I saw a preview for the mini-series “When They See Us” on Netflix; I think the topic is interesting due to the recent spotlight it has got in the media through Netflix. I wanted to read more about the case and find out information about the young males involved. It is interesting to look back into history, although this is not too far back in time, and see how the trends still remain today. It is not uncommon for us to hear about the injustice of the criminal justice system, especially involving people of a different race. To me, it is incomprehensible that these young boys were convicted of the crime in the first place.

If the color of their skin were different, they probably would not have been convicted of the crime in the first place. People still believe for this to be somewhat true today. – that those of a different race, receive harsher punishment than those who are white. I have read studies that African Americans receive longer sentences than white men for the same crimes committed. This story is proof that there is still injustice for people of color.

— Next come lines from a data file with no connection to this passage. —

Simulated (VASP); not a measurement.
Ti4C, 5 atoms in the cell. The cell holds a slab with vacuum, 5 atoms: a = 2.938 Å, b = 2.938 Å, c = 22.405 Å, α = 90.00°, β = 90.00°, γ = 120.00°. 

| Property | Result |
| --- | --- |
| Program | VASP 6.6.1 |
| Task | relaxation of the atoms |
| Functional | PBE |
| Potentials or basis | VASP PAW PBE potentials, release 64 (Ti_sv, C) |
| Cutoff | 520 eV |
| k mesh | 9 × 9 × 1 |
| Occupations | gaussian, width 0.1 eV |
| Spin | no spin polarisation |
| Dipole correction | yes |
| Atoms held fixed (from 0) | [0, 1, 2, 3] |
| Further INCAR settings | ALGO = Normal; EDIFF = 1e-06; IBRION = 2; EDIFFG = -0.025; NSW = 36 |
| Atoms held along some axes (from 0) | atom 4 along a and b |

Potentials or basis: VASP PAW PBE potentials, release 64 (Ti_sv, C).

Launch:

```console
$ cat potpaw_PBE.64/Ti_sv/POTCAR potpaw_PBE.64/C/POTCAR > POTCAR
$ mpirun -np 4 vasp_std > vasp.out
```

It is important during Black History Month to look and bring attention to the themes that are still pertinent today. Should we not be concerned that this is still happening? We really should. The unfairness to those of a different race in 2020 blows my mind. And while we think it all ended with the end of the Civil Rights Movement, it did not. It is still happening.

As a future educator, I think Black History Month holds great importance. Although I will instill good values in my students all the time, Black History Month is a great way to shine light on the past in order to help shape the future young minds. By recently bringing the Central Park Five story back into the spotlight, hopefully people realize that what happened in 1989 still happens to a certain degree today.